In order for a builder to appropriately correct a violation
and retrain employees that might have committed the infraction,
OSHA must be required to issue the citations in a timely
manner.
Additionally, OSHA requires a response from employers
within 15 days for contesting the citations. Often, a small
business like ours have a lot on their plate and inadvertently
miss the deadline, or misplace paperwork, leaving no recourse
to contest OSHA citations.
So we support Chairman Norwood's legislation, H.R. 739, and
any legislation which would provide flexibility on the 15-day
contest period if the missed deadline was the result of a
mistake, inadvertence, or surprise.
We also believe that prompt notification in the form of a
written summary at the conclusion of an OSHA inspection, before
they leave the job site, would be beneficial to our industry.
This would provide timely notice to homebuilders of potential
safety hazards and allow them to correct any hazard or
violation quickly.
Finally, we strongly believe that at the conclusion of an
inspection, OSHA should be required to provide employers with
all of the necessary information to help them understand the
OSHA citation procedures. Inspectors should explain in clear,
plain English and Spanish how the citation process works, what
the employer's rights are. For this type of reform, though
small, it is an important step in helping our small businesses.
Mr. Chairman, it is our pleasure to be with you, and I look
forward to entertaining your questions.
[The prepared statement of Mr. Pressly follows:]
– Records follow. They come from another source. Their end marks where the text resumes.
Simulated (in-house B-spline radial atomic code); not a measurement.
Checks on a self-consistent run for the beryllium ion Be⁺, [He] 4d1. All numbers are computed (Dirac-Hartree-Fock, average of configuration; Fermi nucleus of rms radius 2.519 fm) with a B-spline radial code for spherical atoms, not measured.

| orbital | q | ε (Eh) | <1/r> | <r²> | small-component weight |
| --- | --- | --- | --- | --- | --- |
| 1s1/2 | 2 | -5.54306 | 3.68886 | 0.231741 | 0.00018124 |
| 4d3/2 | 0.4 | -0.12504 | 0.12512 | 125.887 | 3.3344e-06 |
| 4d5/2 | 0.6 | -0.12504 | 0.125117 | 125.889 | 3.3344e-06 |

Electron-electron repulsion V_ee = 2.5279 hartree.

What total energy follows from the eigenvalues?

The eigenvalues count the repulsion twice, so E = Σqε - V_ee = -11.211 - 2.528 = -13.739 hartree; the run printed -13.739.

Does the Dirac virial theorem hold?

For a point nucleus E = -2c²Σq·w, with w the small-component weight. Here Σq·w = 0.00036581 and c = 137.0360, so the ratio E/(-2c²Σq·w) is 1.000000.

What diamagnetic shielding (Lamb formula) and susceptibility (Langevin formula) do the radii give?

Statement of David Pressly, Incoming President, National Association of
Home Builders, Washington, DC
Introduction
Mr. Chairman, Ranking Member, and members of the Subcommittee, on
behalf of the more than 220,000 members of the National Association of
Home Builders (NAHB), I would like to thank you for the opportunity to
testify before you today on the issue of Occupational Safety and Health
Administration (OSHA) reform and to further express the housing
industry's support for efforts to address some of the most frequent
concerns our members have when dealing with the OSHA inspection and
citation process. My name is David Pressly and I am the First Vice
President of NAHB and a home builder and developer of both single
family homes and apartments in Statesville, North Carolina. I will be
the President of NAHB in 2006.
Meaningful OSHA reform remains one of the housing industry's
legislative priorities--just as it ranks highly for so many other small
businesses across the United States. In recent years, OSHA has
significantly increased its inspection activities in the home building
industry, and the process by which many of those inspections were
undertaken has raised concerns from our members about OSHA's
enforcement practices and procedures. We believe that there are several
ways in which we can improve OSHA's procedures that would make
regulatory compliance more cost-effective and make OSHA more user
friendly for small businesses, while improving housing affordability
and continuing to protect the safety of workers in the home building
industry. We applaud the efforts of Chairman Norwood to promote several
pieces of procedural reform legislation that were approved by the full
House Education and the Workforce Committee in April, and look forward
to the opportunity to discuss other ideas for procedural and process
reforms.
Mr. Chairman, let me begin by saying that home builders not only
acknowledge a legal and moral obligation to provide their employees
with a safe workplace, they share the concerns of this committee, as
well as OSHA, to ensure the health and safety of all men and women
employed in the home building industry. Further, we share the same
ultimate goal of ensuring a safe working environment. Builders know
that creating a safe work environment makes good business sense. It is
no secret that safety saves lives--and money. Builders have learned
that the money saved through reduced workers' compensation costs, lost
time due to worker injuries, and less time spent on accident claims and
reports can be converted to improvements in the way they operate their
businesses, including the management of safety and health on the
jobsite. It is also no surprise that a safe jobsite is also the key to
retaining good employees. The building industry anticipates that we
will need to build almost 18 million new homes during the next decade.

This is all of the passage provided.